With Halloween around the corner, it is important to think about how we can keep our Dog happy and safe with all the unusual activities at Halloween. Here are some things to consider as we get closer to that spooky night.
Not every dog tolerates wearing a costume. Ensure your pet is comfortable by trying on the costume before their big night. If you notice your dog is showing signs of stress (stiff body, lowered head, pinned ears, lip licking, whale-eye, etc.), please remove the costume. Don’t force your dog into anything they are uncomfortable with. If wearing a costume is an absolute must for you and your dog, speak with your trainer about desensitization and counterconditioning. Please note these techniques take time, so they may not be able to wear anything this year, but perhaps, over time, your dog will learn that costumes are not so bad.
If your pet enjoys putting on their costume, remember to supervise them while they wear it. If you may need to leave or cannot be attentive, remove your pet’s costume to ensure they don’t get hurt or ingest any smaller parts of the costume.
Candy is in abundance during the Halloween season. Make sure you keep your candy bowls high and out of your pet’s reach to avoid emergency trips to the vet. Practice that handy “leave it” cue as we get closer to the holiday season. It can be a literal lifesaver when it comes to pieces of candy or other food accidentally dropped around your pet. If you are having trouble with the “leave it” cue, use management to avoid your dog being in areas where food might be dropped. Have a puppy room for the night where your dog can stay comfortably, and prepare a fun toy that can keep them busy while guests finish eating their candy or meals.
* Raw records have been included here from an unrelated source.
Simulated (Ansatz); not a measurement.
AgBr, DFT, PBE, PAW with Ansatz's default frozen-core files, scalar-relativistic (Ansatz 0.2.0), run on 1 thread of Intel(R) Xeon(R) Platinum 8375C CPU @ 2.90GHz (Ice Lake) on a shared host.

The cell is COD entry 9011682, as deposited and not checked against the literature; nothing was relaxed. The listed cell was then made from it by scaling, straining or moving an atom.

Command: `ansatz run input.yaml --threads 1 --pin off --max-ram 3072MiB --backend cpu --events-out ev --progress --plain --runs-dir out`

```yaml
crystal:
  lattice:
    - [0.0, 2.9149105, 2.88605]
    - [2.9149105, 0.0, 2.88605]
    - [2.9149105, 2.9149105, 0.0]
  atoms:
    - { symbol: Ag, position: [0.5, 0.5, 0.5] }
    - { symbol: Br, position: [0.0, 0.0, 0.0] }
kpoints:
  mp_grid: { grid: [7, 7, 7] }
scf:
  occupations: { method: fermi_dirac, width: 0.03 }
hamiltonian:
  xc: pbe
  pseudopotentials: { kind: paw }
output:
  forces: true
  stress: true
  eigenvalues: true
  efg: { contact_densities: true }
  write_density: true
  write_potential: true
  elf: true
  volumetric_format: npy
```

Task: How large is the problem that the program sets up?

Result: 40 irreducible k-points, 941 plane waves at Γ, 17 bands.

If your dog has trouble staying calm when guests arrive or there’s a knock on the door, try to prepare some enrichment items that will keep them busy throughout the night. Frozen Kongs or Toppls, Yak chews, or other digestible chews are some of my favorite entertainment sources for these occasions. Click here are some ways to help your dog relax
Keep yummy dog treats on hand to reward good behaviors, or use it as a redirection tool if your pup is getting too worked up. Use “find it” as a redirection cue, as trick or treaters knock on the door to help your dog associate the visitors with fun games for yummy treats.
If you plan to leave your dog home alone, try creating a sign asking trick or treaters not to knock on your door. This is a great opportunity for the kids to get creative.
Trick or Treating
If you are bringing your dog along for the festivities, please remember to be mindful of their body language. With all the costumes and house decorations in the dark, Halloween can be a stressful night for your pup. Practice taking night walks throughout the month to see how your dog responds. If you notice any body language that shows they are stressed, don’t bring them out on trick or treating night. Talk to your trainer to learn more about body language and stress indicators!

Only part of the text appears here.